The honeybees in my garden are very busy gathering nectar from the plants. I think the cooler temps have made them a bit frantic as they are buzzing about my head if I obstruct their flight path to the flowers. My local nursery has put all their perennials on sale and I have added to the garden some bee favorites: Joe Pye Weed, anise hyssop, bee balm and verbena. A word of caution about buying plants this late in the season, most are terribly pot bound and will have a bit more transplant shock than those bought earlier in the year. Look for plants that have healthy foliage and not many flowers. Be sure to water daily and if they continue to look stressed, meaning wilty, snip off all the blooms, to force energy to the roots. Planting at this time of year is basically planning ahead for next year's garden, by getting the new plants into the ground to form strong roots before winter.
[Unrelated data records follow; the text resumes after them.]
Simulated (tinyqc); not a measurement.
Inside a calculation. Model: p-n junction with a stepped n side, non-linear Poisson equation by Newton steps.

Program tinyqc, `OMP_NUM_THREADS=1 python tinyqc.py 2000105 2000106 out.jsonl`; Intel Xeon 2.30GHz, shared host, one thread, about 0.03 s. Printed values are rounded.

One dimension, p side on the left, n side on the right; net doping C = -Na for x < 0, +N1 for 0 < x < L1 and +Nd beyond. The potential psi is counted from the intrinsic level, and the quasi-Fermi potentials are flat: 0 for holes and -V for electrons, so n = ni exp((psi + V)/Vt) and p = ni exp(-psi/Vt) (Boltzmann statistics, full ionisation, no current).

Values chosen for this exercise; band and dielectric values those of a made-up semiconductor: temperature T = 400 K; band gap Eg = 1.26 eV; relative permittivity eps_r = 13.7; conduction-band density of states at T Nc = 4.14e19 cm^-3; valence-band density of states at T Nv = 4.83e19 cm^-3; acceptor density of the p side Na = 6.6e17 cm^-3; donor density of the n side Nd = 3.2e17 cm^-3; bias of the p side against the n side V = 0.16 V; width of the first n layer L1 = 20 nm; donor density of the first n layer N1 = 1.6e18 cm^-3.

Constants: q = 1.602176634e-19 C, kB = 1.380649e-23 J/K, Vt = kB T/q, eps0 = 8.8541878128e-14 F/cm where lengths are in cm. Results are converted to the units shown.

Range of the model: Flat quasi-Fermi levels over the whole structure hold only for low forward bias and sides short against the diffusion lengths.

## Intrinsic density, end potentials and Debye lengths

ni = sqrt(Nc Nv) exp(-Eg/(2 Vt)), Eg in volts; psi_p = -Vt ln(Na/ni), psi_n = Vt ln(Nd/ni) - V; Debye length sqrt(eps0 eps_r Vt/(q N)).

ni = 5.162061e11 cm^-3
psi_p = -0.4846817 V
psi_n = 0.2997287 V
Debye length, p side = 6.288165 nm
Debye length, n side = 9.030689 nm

I have been increasingly concerned about the honeybee populations and read the recent article in the August 19, 2013 issue of Time magazine, A World without Bees, by Bryan Walsh. I have a link to the partial article but you will have to subscribe to Time to read it in total http://www.time.com/time/magazine/article/0,9171,2149141,00.html In summary, pesticides called neoniotinoids used by commercial agricultural farms are poisoning hives and causing massive bee die offs. Another honeybee stressor seems to fall square onto commercial agriculture as well, which is the monoculture of corn & wheat production, neither having significant pollen production to support the bees. The overall, focus of the article was to increase public awareness that without bees to pollinate, our food supply is seriously threatened. I suppose fear mongering sells magazines but I do believe the decreasing bee population is a real problem.
|Joe Pye Weed|
|Anise Hyssop "Heatwave"|
|"Black Adder" Hyssop|
If you are not sure about which flowering plants will benefit your local honeybee populations take a tour through your neighborhood park or botanical garden, looking for bee laden plants and ask questions. Many nurseries have a staff member that can direct you to the plants they sell that attract bees, butterflies and hummingbirds. Your local library will also have gardening books that are a wealth of information, even if you can only manage a five gallon bucket garden on your porch. Take a walk around your neighborhood, it might be enlightening as you never know who is a gardener until you start to look for gardens and gardeners watch bees. Another option is to check in with your local Bee Keepers Association, yep, there is honey everywhere, and these folks will also be most informative. So catch the buzzzzz and bee beneficial!